Returned to the police post early, only to discover that although the flag was up the chief was still in bed. With the prospect of another long wait at the border, we set up a jerry can chain between the truck and the village pump, which had a long wooden arm worn smooth by the passage of hands. The hair washers and truck scrubbers set up too, only to be interrupted when we were presented with our stamped passports and told we were free to leave. And so we did.
We made an early morning stop at a tiny village of woven huts with distinctive roofs like witches' hats, with long grasses jauntily tied at the top. In the back alleys I came upon a small pile of wood and other bits and pieces of general refuse. Sticking from it was the top of a woven jar-shaped basket and I stopped to look at the fine weaving. I pulled what I expected would be a broken remnant of basket from the pile but it was undamaged. Delighted with my find, I asked a group of old men watching me if I could have it. I didn't have any of the eye drops he asked for as a trade but still he let me keep my prize.
When I rejoined our group I saw my first child - a six-month old baby - with new tribal scarring: four cuts on each cheek and one across its forehead, the scars and wounds bright pink and its eyes crowded with flies. The baby’s beautiful mother wore a necklace of yellow 1915 English coins - maybe gold.
We stopped for lunch beside an abandoned and partially stripped Berliet truck. This was the perfect setting for an “alternative expedition” photo and provided four planks of wood for bench seats and kindling. We were in a very thorny landscape here, with a small herd of horned cattle crossing the depression below us. Despite being very close to Lake Tchad, we couldn't see water and spent the next few hours traversing grey lowlands that were probably old lake beds, with only tiny patches of green and one long expanse of deep golden sand.
A long, low-gear climb rook us into the town of Liwa, just in time see the rear end of an Encounter Overland truck disappearing.
We were still not at the official border post but the gendarmes meandered through our truck, three of them sitting chatting with Marcus while the other scrounged through the lockers until we finally gave in to the demand for Aspros, Gary giving him salt tablets instead, after which they cleared off, bidding us a fond farewell.

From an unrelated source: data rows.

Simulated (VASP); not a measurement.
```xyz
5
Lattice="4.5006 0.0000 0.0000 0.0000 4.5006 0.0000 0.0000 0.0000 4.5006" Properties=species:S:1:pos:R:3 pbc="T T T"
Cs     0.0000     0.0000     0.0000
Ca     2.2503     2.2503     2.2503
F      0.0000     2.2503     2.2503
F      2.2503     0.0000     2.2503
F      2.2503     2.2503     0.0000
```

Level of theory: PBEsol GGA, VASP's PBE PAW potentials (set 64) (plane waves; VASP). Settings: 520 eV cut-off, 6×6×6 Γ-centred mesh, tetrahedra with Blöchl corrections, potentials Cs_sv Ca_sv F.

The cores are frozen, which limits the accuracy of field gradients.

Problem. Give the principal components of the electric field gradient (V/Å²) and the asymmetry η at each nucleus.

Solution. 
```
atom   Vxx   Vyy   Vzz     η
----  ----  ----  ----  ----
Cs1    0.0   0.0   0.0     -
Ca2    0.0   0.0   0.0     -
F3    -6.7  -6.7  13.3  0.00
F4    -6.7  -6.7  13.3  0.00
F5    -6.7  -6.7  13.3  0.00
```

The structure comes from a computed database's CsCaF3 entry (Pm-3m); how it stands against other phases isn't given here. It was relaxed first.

No sight of the Douglases but we hoped we’d see soon see them behind us. Long haul afternoon in sand, passing a very poor village where children and women, mostly wearing rags, ran alongside the truck with their palms held out to us.
Camped slightly early in the hope the Douglases would catch up, Ben putting up a banner in the truck and writing camp with an arrow in the sand.
We thought we heard their rumbling engine twice, the second time giving us a sighting, whereupon three of us stood in the road waving and Ben clambered on to Stanley and waved from the crows' nest. Together again, the girls coming over to check out our new timber-plank seats and escape the continuing intellectual discussion on their truck, confident they wouldn’t get one with us lot. We didn’t let them down.
Late night round the coals again, lots of wood to burn but I've got another bloody headache.